Saturday, September 17, 2005

Summit of the Americas Meeting This November

Courtesy of Joan Masters.

06 September 2005
Argentina Meeting To Focus on Policies for Summit of the Americas

Buenos Aires hosting preparatory meeting for November summit

By Eric Green
Washington File Staff Writer


Washington -- Representatives of the Western Hemisphere's 34 democracies will meet September 7-9 in Buenos Aires, Argentina, to continue work on adopting policies for job creation to fight poverty and strengthen democratic governance in the region, which is the theme of the November Summit of the Americas.

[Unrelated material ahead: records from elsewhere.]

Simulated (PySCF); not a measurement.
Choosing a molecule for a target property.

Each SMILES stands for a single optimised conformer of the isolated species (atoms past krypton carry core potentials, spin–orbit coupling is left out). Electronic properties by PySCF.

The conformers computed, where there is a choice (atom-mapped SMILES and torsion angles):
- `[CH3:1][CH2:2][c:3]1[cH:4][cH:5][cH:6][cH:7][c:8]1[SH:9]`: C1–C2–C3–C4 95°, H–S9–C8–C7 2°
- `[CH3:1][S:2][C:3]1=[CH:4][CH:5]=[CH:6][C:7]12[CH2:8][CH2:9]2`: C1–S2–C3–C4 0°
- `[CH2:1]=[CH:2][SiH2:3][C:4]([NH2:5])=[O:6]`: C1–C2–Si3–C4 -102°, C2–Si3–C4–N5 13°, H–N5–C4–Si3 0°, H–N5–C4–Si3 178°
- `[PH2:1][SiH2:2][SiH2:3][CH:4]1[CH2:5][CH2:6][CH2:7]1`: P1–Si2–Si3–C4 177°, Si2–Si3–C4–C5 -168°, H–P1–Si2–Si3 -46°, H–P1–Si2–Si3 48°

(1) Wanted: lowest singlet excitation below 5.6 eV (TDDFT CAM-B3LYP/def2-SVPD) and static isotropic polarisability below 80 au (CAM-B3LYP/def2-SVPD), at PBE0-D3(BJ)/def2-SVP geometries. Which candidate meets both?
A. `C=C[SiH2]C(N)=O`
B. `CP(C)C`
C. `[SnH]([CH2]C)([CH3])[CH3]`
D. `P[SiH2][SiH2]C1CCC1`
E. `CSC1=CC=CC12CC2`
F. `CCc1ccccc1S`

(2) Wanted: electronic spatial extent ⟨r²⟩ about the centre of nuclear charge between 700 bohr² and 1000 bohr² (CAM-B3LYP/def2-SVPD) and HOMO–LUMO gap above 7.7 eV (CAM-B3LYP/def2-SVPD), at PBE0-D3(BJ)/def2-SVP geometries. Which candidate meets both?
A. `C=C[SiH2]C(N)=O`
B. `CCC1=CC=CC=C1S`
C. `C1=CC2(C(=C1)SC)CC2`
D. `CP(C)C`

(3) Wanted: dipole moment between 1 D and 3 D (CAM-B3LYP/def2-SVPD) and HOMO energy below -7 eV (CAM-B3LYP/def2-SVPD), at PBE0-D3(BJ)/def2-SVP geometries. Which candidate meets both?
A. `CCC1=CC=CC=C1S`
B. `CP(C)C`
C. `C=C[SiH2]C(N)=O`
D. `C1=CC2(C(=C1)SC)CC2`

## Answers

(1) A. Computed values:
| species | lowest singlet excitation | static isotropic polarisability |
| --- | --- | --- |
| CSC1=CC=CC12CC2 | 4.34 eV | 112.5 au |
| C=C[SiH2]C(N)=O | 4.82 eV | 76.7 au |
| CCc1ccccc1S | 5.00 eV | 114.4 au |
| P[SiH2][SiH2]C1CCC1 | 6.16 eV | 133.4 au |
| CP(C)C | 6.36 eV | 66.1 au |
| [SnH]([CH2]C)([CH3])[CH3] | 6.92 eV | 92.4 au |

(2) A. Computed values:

The meeting of the Summit Implementation Review Group (SIRG) will set forth the strategies to promote job creation in the Americas. Those strategies are to be included in the summit's final declaration and in a "plan of action."

The Fourth Summit of the Americas will be held November 4-5 in Mar del Plata, Argentina. One final SIRG meeting is scheduled for November 1-2 in Argentina, before the summit opens. The SIRG, which holds about four regular meetings each year, was created following the first Summit of the Americas, which took place in Miami in 1994, to monitor implementation of summit mandates and to prepare reports for the region's foreign ministers.

The Organization of American States (OAS), the home of the summit's secretariat, says representatives of civil society will attend the SIRG meeting. Civil society representatives will offer recommendations on the Mar del Plata summit's theme, and on problems confronting indigenous peoples and people of African descent in the Spanish- and Portuguese-speaking nations of Latin America and the Caribbean. Members of civil society also will raise issues relating to human rights and employment.

The OAS is responsible for acting as the "institutional memory" for the Summit of the Americas process and for performing preparatory work for future summits. The OAS also chairs the so-called "Joint Summit Working Group," which brings together international and inter-American agencies in support of summit mandates.

U.S. National Summit Coordinator John Maisto has said the summit declaration in Mar del Plata should be "action-oriented and forward-looking," focusing on measures that leaders can take within the context of issues such as debt, deficits and global forces beyond their control. (See related article.)

"It serves no purpose to focus on problems. We need to focus on solutions," said Maisto, who is also the U.S. permanent representative to the OAS.

In March 25 remarks at a Civil Society Task Force "Summit in Focus" program in Washington, Maisto said the summit declaration needs to stress the central role of the private sector in job creation. The appropriate role of government is not to create jobs but to create the conditions that promote job creation by the private sector and to ensure that citizens are given equal opportunities, he said.